You value speed and features over style and portability
Like the previous version, the new Swift Go 14 sacrifices style and just a little portability to give you a great feature set and maximum performance in what’s still quite a light and compact package. With its impressive screen and powerful CPU, it’s an extremely likeable and versatile device.

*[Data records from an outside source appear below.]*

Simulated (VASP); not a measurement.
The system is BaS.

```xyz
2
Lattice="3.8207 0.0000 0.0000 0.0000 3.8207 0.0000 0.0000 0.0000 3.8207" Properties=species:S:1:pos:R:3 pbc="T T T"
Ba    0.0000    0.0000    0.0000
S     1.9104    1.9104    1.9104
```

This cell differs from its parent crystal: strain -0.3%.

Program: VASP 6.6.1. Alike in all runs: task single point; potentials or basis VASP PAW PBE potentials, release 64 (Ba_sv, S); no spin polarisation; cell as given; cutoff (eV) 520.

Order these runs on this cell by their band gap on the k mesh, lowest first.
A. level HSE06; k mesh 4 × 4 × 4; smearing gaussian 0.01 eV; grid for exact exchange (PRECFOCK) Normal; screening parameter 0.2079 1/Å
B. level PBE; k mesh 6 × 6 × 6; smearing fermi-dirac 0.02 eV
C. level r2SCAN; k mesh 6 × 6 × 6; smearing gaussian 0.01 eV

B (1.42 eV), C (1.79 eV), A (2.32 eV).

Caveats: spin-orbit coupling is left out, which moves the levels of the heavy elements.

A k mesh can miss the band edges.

You want a sleek PC with a longer battery life
If pure performance isn’t your priority, the Asus Zenbook 14 OLED is slimmer and lighter, and in practice, I found it more comfortable to use. Other laptops also have better keyboards, a longer battery life and more elegant looks. What’s more, if you want gaming power, you’re still better off with a dedicated GPU onboard.
Final Thoughts
In many respects, the new Acer Swift Go 14 is a better showcase for the Core Ultra 7 than the Asus Zenbook 14 OLED. It’s faster across most productivity and creative benchmarks and it makes more of the Arc iGPU when it comes to gaming. The OLED screen is fantastic and neither the ergonomics nor the battery let the side down. It’s a great laptop if you want a little more power in a portable package.
You could argue that its Asus rival has the edge on the overall experience, matching the Swift Go 14 for its screen and feature set, but on a slimmer, quieter device with a better keyboard. However, the Acer is substantially cheaper at a £899 starting price compared with the £1,099 of the Asus, so it’s easy to forgive its minor failings and live with its underwhelming keyboard and slight lack of style. Sure, it’s not the most luxurious laptop, but it gives you Intel’s latest processor tech at a cracking price. For a greater taste of luxury, the likes of the MacBook Air remain the top dog. Take a look at a wider range of offerings in our best laptops guide.
How we test
Every laptop we review goes through a series of uniform checks designed to gauge key things including build quality, performance, screen quality and battery life.
These include formal synthetic benchmarks and scripted tests, plus a series of real world checks.
We used as our main laptop for at least a week.
Tested the performance via both benchmark tests and real-world use.
We tested the screen with a colorimeter and real-world use.
We tested the battery with a benchmark test and real-world use.
FAQs
As is becoming more common on productivity laptops, the Acer Swift Go 14 (2024) has decided to go beyond the previous 60Hz standard. The refresh rate of the display comes in at 90Hz.